LDConv: Linear deformable convolution for improving convolutional neural networks

Neural networks based on convolutional operations have achieved remarkable results in the field of deep learning, but there are two inherent flaws in standard convolutional operations. On the one hand, the convolution operation is confined to a local window, so it cannot capture information from other locations, and its sampled shapes is fixed. On the other hand, the size of the convolutional kernel are fixed to k $\times$ k, which is a fixed square shape, and the number of parameters tends to grow squarely with size. Although Deformable Convolution (Deformable Conv) address the problem of fixed sampling of standard convolutions, the number of parameters also tends to grow in a squared manner. In response to the above questions, the Linear Deformable Convolution (LDConv) is explored in this work, which gives the convolution kernel an arbitrary number of parameters and arbitrary sampled shapes to provide richer options for the trade-off between network overhead and performance. In LDConv, a novel coordinate generation algorithm is defined to generate different initial sampled positions for convolutional kernels of arbitrary size. To adapt to changing targets, offsets are introduced to adjust the shape of the samples at each position. LDConv corrects the growth trend of the number of parameters for standard convolution and Deformable Conv to a linear growth. Moreover, it completes the process of efficient feature extraction by irregular convolutional operations and brings more exploration options for convolutional sampled shapes. Object detection experiments on representative datasets COCO2017, VOC 7+12, and VisDrone-DET2021 fully demonstrate the advantages of LDConv. LDConv is a plug-and-play convolutional operation that can replace the convolutional operation to improve network performance. The code for the relevant tasks can be found at https://github.com/CV-ZhangXin/LDConv.

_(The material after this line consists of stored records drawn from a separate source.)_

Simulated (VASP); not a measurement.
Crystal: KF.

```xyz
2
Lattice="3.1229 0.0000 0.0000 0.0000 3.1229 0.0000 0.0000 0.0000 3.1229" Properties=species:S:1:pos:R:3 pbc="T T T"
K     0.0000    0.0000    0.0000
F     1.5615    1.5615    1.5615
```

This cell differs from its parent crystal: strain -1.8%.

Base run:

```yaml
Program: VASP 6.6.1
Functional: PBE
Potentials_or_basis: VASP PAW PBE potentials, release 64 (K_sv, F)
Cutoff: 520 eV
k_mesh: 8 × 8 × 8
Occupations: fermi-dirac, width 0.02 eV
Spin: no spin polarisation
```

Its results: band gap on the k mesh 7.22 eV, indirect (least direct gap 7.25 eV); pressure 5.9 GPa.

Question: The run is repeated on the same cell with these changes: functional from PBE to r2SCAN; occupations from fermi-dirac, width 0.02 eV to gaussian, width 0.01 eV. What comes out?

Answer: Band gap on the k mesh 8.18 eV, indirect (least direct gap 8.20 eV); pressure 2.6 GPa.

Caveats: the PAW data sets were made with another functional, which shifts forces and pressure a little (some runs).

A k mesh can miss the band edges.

翻译：基于卷积运算的神经网络在深度学习领域取得了显著成果，但标准卷积运算存在两个固有缺陷。一方面，卷积运算局限于局部窗口，因此无法捕获其他位置的信息，且其采样形状是固定的。另一方面，卷积核的尺寸固定为k×k的正方形结构，参数量随尺寸增长呈平方趋势。尽管可变形卷积（Deformable Conv）解决了标准卷积采样固定的问题，但其参数量同样呈平方增长趋势。针对上述问题，本文探索了线性可变形卷积（LDConv），该卷积核可具备任意参数数量和任意采样形状，为网络开销与性能之间的权衡提供更丰富的选择。在LDConv中，定义了一种新颖的坐标生成算法，可为任意尺寸的卷积核生成不同的初始采样位置。为适应变化的目标，引入偏移量来调整每个位置的采样形状。LDConv将标准卷积和可变形卷积的参数数量增长趋势修正为线性增长。此外，它通过不规则卷积运算完成高效特征提取过程，并为卷积采样形状带来更多探索可能性。在代表性数据集COCO2017、VOC 7+12和VisDrone-DET2021上进行的目标检测实验充分证明了LDConv的优势。LDConv是一种即插即用的卷积运算，可替代常规卷积运算以提升网络性能。相关任务代码可在https://github.com/CV-ZhangXin/LDConv获取。